| Feb 24, 2011
Huge swarms of Chinese consumers unleashed on shopping sprees are not only looting Rolex watches and LV handbags in Hong Kong and Paris, but they’re also snatching up trivial daily products at supermarkets and department stores on a global scale probably unseen since the Mongolian invasion.
A Hong Kong friend of mine spent his family holiday in Vienna shortly before the Chinese New Year. He took a brief window-shopping tour at a high street department store. A Chinese tourist was examining a pair of nail clippers displayed in a small corner of the fourth floor. Satisfied with the tiny product made from immaculate German steel after a quick scientific trial right then and there on all of his long fingernails, he ordered the blonde shopkeeper to pack up a total of 50 pairs for him.
It took the mind-boggled shopkeeper quite a while to work out the quantity of the order after struggling with the customer’s broken English, and with my friend nearly offering himself as an interpreter. The shopkeeper told the Chinese customer that she had to go to the warehouse on the top floor to fetch up such a huge quantity as the mass purchase of such a trivial product was rare.

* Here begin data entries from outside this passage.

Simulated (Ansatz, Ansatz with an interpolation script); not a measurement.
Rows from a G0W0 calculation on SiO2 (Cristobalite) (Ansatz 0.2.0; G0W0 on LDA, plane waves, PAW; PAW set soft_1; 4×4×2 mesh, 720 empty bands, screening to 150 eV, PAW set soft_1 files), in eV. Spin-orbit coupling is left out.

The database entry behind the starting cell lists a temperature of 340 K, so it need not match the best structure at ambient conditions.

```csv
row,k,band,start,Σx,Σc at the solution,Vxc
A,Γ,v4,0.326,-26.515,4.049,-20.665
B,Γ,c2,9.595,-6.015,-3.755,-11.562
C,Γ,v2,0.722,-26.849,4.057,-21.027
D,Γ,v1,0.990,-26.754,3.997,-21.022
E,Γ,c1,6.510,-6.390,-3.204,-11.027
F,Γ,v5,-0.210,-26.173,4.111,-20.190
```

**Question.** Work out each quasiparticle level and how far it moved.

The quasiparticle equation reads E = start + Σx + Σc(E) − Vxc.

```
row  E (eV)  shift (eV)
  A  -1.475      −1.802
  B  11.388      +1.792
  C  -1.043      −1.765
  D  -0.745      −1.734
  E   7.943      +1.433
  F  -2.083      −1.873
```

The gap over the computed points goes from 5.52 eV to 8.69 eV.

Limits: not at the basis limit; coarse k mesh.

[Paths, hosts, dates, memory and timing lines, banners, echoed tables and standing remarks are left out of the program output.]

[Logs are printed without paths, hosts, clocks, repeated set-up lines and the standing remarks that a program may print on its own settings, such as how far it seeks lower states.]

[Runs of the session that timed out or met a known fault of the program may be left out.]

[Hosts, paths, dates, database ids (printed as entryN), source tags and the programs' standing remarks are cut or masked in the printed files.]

Given the efficient European work ethic, it’s not surprising that the shopkeeper went away and disappeared for nearly an hour, while other local customers began to queue up waiting to pay for their products. The Chinese tourist, meanwhile, was examining other hardware gadgets on the racks, and became interested in a multi-functional Swiss army knife. The exhausted shopkeeper came back with the nail clippers but was then entreated to wrap up 100 Swiss army knives for him.
The shopkeeper had to leave her counter for a second time to dig up more products. At this point, the local customers could take no more and started mumbling complaints about why the Chinese needed such things in such huge quantities. Some amateurish economists in the queue wondered why inflation in Austria had become worse, and put the blame on the Chinese, as always.
The middle-aged cropped-haired Chinese tourist was provoked, and gave an angry lecture on the global economy on the spot to the Austrians—your economy was in deep shit, because of the crisis of the Euro and US dollar, and we came to your rescue by doing our shopping. Gone are the days when we used to smuggle ourselves as illegal immigrants into Europe on trans-Siberian cargo trains. We are your Savior. So shut it.
With emotional words like these, the war that followed in front of the counter before the shopkeeper came back with the knives after another half-hour in the back was thus imaginable and needs no description. As China becomes the world’s second-strongest economy, trade wars like this breaking out everywhere around the world make us all feel proud.